A journalist remembers the Greek crisis 2.0
Perhaps the singular achievement of my career is that in 2015 I became the only European journalist who tried and failed to land an interview with Yanis Varoufakis. The reasons were prosaic enough: I was in Athens reporting on SYRIZA, and my appointment with the then finance minister was canceled when he had to fly to Brussels – my home, ironically – for the latest round of emergency bailout talks.
Perhaps it was fitting, because the government to which Varoufakis was attached was the cause of one of the most intense periods I have known as a journalist. In four years based in Brussels for the Economist, I have covered the refugee crisis, the populist ascent, Poland’s assault on its judiciary, Russia’s adventurism, terrorism, Brexit and the crisis over Slovak fish fingers (yes, that was a thing). None of these tested our sleep patterns as much as the Greek crisis 2.0.
It was clear from the moment Varoufakis strutted on to the stage that the Greek story was back. There were endless false starts and fake deadlines as the negotiations over a third bailout faltered. But the pace intensified as the real crunch – two bond redemptions to the European Central Bank worth 3.5 billion euros due in July – approached. At one point we were blessed to be summoned to emergency Eurogroup meetings every other day.
Then, in June, came Alexis Tsipras’s snap referendum, which ruined a journalist friend’s leaving party. The bar we were in was transformed from a merry scene of carousing into an impromptu newsdesk, as half-cut hacks hit the phones and scrambled to file. As for me, a columnist rather than a newshound, I was running out of ways to cover the talks. Having exhausted the views from Brussels and Athens, I began a tour of eurozone capitals to take the temperature elsewhere. Someone needed to cover the crucial Bratislava angle.

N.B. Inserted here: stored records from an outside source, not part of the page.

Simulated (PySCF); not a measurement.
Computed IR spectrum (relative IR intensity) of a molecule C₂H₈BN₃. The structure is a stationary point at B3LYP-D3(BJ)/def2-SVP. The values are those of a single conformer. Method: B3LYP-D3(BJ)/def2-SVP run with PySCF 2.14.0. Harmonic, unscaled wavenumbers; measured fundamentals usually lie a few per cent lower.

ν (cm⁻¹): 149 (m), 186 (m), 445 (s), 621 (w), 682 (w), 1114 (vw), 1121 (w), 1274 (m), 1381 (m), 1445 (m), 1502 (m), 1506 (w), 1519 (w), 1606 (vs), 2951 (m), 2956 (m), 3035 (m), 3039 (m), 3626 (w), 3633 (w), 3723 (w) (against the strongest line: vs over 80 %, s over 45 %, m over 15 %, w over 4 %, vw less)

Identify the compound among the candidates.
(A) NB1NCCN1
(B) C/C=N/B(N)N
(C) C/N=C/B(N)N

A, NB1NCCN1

So the crunch summit, in mid-July, came none too soon. That was a brutal night for the Brussels press corps (although, like grizzled Vietnam vets, journalists bearing the euro crisis scars from 2010 growled that it was far worse back then). As the night wore on mysterious signals emerged from the negotiating chambers upstairs: Now Merkel and Tsipras were locked in talks; now Hollande had a counterproposal; now the Dutch were making life difficult. At 1 a.m., with no end in sight (and no daily deadline), I called it a night. The next day I woke early to the news that the politicians were still talking. I jumped out of bed and hot-stepped it to the Justus Lipsius building, just in time to make the press conference where we were told, for the third time in five years, that Greece had been saved.
Tom Nuttall is a journalist at The Economist.